Miklós Lovas hunted extragalactic supernovae for three decades with the Schmidt telescope at Piszkéstető. Many different phenomena also showed up on the countless photographic plates used to record the images of galaxies. Though some of them, the more interesting asteroids and comets were followed, resources did not permit it in all cases. And sometimes they were simply overlooked. The same happened with the pair of plates where a curious little visitor left its traces. Miklós showed me the photographs and asked me whether the story could be recorded as an interesting piece of history during the interview about Luna-2.
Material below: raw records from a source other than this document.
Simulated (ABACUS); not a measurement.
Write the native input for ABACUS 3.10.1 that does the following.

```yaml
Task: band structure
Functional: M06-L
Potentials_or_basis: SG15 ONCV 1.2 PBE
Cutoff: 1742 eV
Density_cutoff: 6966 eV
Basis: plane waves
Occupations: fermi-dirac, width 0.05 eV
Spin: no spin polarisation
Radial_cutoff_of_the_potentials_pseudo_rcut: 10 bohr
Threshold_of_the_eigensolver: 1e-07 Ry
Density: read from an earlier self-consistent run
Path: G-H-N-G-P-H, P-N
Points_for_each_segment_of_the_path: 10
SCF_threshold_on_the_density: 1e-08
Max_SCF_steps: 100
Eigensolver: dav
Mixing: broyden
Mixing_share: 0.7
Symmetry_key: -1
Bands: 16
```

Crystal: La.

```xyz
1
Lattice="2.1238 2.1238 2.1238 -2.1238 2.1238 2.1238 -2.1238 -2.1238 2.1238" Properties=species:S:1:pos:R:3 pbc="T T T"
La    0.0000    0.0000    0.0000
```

The two photographs were collected on the night of 15th and 16th of december, 1974. It was a tumultous period for the Konkoly Obsevatory: the 1m telescope was inaugurated during that time and László Detre, director for three decades died only a few months before. Those episodes may contributed to the neglect of the small streak next to the magnificent Andromeda galaxy: Miklós overlooked it too, might be considering it as a meteor or other error. He looked at them about half a year later when somebody asked for pictures of the Andromeda galaxy. Them, because photographs were always collected in pairs during the supernova patrol to have a control image. When he looked at the plates they almost knocked his socks off – the streak was there on the second plate, continuing where the first ended, fingerprints of a fast-moving, hence very close asteroid.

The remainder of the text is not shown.